2008."Settling it on the Field: Battlefield Events and War Termination." Journal of Conflict Resolution
Abstract: Using a sample of battlefield data from twentieth-century wars, the author of this article tests a number of previously untested hypotheses linking battle events and the decision to end violent conflict. The author explores how factors like the distribution of power, battlefield casualties, and information that flows from the battlefield influence war termination. The analysis speaks to the validity of competing rational choice theories of war termination.
2008. "Design, Inference and The Strategic Logic of Suicide Terrorism" (with Scott Ashworth, Josh Clinton, and Adam Meirowtiz) American Political Science Review.
Abstract: In “The Strategic Logic of Suicide Terrorism,” Robert Pape (2003) presents an analysis of his suicide terrorism data. He uses the data to draw inferences about how territorial occupation and religious extremism affect the decision of terrorist groups to use suicide tactics. We show that the data are incapable of supporting Pape’s conclusions because he “samples on the dependent variable.”—–The data only contain cases in which suicide terror is used. We construct bounds (Manski, 1995) on the quantities relevant to Pape’s hypotheses and show exactly how little can be learned about the relevant statistical associations from the data produced by Pape’s research design.
--- 2008. The response. American Political Science Review.
--- A few thoughts on the response.
2007."Mutual Optimism and War." (with Mark Fey), American Journal of Political Science.
Abstract: Working with the definition of mutual optimism as war due to inconsistent beliefs, we formalize the mutual optimism argument to test the theory’s logical validity. We find that in the class of strategic situations where mutual optimism is a necessary condition for war—i.e., where war is known to be inefficient, war only occurs if both sides prefer it to a negotiated settlement, and on the eve of conflict war is self-evident—then there is no Bayesian-Nash equilibrium where wars are fought because of mutual optimism. The fundamental reason that mutual optimism cannot lead to war is that if both sides are willing to fight, each side should infer that they have either underestimated the strength of the opponent or overestimated their own strength. In either case, these inferences lead to a peaceful settlement of the dispute. We also show that this result extends to situations in which there is bounded rationality and/or noncommon priors.

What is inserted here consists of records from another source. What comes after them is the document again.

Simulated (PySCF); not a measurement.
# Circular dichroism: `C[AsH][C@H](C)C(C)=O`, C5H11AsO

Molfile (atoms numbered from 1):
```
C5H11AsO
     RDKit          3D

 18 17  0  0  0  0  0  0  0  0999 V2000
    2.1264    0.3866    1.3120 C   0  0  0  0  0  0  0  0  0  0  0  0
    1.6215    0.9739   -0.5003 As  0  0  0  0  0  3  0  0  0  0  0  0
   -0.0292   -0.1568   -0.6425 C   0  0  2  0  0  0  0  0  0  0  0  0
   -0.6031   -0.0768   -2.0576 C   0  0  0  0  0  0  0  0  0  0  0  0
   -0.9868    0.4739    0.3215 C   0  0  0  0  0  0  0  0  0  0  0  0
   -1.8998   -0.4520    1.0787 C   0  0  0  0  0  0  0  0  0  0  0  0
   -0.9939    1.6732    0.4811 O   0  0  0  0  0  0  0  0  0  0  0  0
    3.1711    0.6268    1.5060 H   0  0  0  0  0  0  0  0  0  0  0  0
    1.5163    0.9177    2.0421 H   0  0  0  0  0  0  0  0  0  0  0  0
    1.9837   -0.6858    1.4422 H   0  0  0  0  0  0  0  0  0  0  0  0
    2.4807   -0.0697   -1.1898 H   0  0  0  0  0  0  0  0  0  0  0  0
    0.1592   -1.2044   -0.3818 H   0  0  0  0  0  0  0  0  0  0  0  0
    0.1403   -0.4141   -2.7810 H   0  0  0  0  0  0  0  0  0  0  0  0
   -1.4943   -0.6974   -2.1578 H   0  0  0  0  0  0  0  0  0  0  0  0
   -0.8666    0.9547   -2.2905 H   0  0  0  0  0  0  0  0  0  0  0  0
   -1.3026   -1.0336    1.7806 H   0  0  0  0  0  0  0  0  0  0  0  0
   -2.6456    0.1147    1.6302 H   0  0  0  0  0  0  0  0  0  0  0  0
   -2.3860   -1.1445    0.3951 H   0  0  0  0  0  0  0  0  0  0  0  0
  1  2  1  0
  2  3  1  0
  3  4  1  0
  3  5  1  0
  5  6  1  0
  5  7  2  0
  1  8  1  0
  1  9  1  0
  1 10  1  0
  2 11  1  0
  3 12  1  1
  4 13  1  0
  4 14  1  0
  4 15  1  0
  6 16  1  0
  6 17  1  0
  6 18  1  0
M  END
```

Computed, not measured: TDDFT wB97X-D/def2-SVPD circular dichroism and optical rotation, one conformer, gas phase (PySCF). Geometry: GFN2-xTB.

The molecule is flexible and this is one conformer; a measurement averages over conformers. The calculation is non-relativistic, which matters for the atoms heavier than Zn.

2006."The Common Priors Assumption: A comment on Bargaining and the Nature of War." (with Mark Fey) Journal of Conflict Resolution.
Abstract: In a recent article in this journal, Smith and Stam (2004) call into question the usefulness and applicability of what is know as the common priors assumption in the modeling of countries’ strategic behavior in international relations. While the authors of this comment acknowledge that it is possible to incorporate noncommon priors in models of politics in a mathematically consistent fashion, they do not agree with the article’s claims regarding the limitations of the common priors approach, which motivate Smith and Stam’s rejection of it.
2004. "Politics at the Water's Edge: Crisis Bargaining and Electoral Competition." Journal of Conflict Resolution.
Abstract: The role of domestic politics is investigated, using a model to show how domestic opposition during a crisis can reveal to a rival state private information about the incumbent. In particular, the public nature of democratic competition results in the institutionally induced credibility of the message.
Unpublished papers:
"A Statistical Model of the Divide-the-Dollar Game" (with Curtis Signorino)
Abstract: In this paper we derive a statistical estimator to be used when the data generating process is best described as an equilibrium to the popular ultimatum bargaining game with private information and private values. This procedure gives the analyst the ability to estimate the effect of substantively interesting covariates on equilibrium behavior in this work horse bargaining model. Using Monte Carlo analysis we explore the small sample properties of this estimator and compare how the inference one makes with this model differ from those generated by linear and generalized linear models. We end by demonstrating the real world effect of using our estimator with a re-analysis of results from ultimatum lab experiments where subject covariates are hypothesized to explain bargaining behavior. We find, contrary to the experimental claim, there is no evidence of a uniform “national” effect on offers in this data when the bargaining estimator is used and that many demographic characteristics and their interactions are good predictors of bargaining behavior.
"Optimism in Bayesian Games with Mutual Actions." (with Mark Fey)
Abstract: Various well known agreement theorems show that if players have a common prior and there is common knowledge of posteriors Aumann (1976), common knowledge of feasible trade Milgrom and Stokey(1982), or common knowledge of actions Geanakoplos (1994), then two players cannot agree to disagree or agree to forgo a Pareto optimal outcome simply because of private information. We present a non-speculation theorem that is similar to the non-speculation theorem of Geanakoplos (1994) and requires only common knowledge of rationality to rule out equilibrium speculation. While our result and Geanakoplos's are closely related, the proof of our theorem provides an intuitive and simple understanding of the strategic interaction that occurs in this class of games. It also suggests a connection to other well known phenomena like the winner's curse and the swing voter's curse.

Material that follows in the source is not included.